The U.S. Supreme Court Has Declined To Take Up Former President Donald Trump’s Challenge To The Decision Of The Wisconsin Supreme Court That Ended Trump’s Original Legal Fight To Possibly Change The Outcome Of The Election.
Photo: Facade and fountain of the United States Supreme Court Building
Photo Credit: Sunira Moses
Published February 23, 2021
By Benjamin Yount [via The Center Square] –
The November election in Wisconsin is over and done with.
The U.S. Supreme Court on Monday declined to take up former President Donald Trump’s challenge to the decision from the Wisconsin Supreme Court that ended Trump’s original legal fight to possibly change the outcome of the election.
The U.S. Supreme Court did not issue a statement explaining its decision not to hear the case.
The Wisconsin Supreme Court ruled in December that Trump’s legal team waited too long to challenge absentee voting and indefinitely confined ballots in the state. Swing Justice Brian Hagedorn said the former president should have challenged the changing rules for people to vote by mail, or away from the polls long before he did.

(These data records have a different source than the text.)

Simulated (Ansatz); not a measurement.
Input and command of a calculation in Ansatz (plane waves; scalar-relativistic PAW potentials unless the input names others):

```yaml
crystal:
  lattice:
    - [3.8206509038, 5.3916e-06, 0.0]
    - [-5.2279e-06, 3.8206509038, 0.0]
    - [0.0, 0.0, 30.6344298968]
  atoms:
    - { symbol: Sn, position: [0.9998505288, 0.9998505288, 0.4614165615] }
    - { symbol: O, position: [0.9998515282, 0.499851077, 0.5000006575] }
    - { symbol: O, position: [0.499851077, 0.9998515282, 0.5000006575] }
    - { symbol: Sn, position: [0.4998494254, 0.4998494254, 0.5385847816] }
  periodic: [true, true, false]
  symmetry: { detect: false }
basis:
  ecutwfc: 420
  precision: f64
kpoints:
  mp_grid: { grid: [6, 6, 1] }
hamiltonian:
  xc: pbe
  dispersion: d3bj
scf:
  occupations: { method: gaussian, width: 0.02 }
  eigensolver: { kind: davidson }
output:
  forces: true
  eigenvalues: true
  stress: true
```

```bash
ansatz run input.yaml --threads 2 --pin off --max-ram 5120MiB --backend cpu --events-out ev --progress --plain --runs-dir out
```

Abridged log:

The Wisconsin Supreme Court didn’t rule on the merits of the former president’s case, rather just the timing and the technicalities.
Trump’s lawyers questioned the sharp increase in both absentee voting and indefinitely confined ballots in the November election.
The Wisconsin Elections Commission reported after Election Day that about 250,000 people – a record – cast an indefinitely confined ballot in November, and that 80% showed voter ID within the past four years. That means 20%, or nearly 50,000 ballots came-in without proof of identity.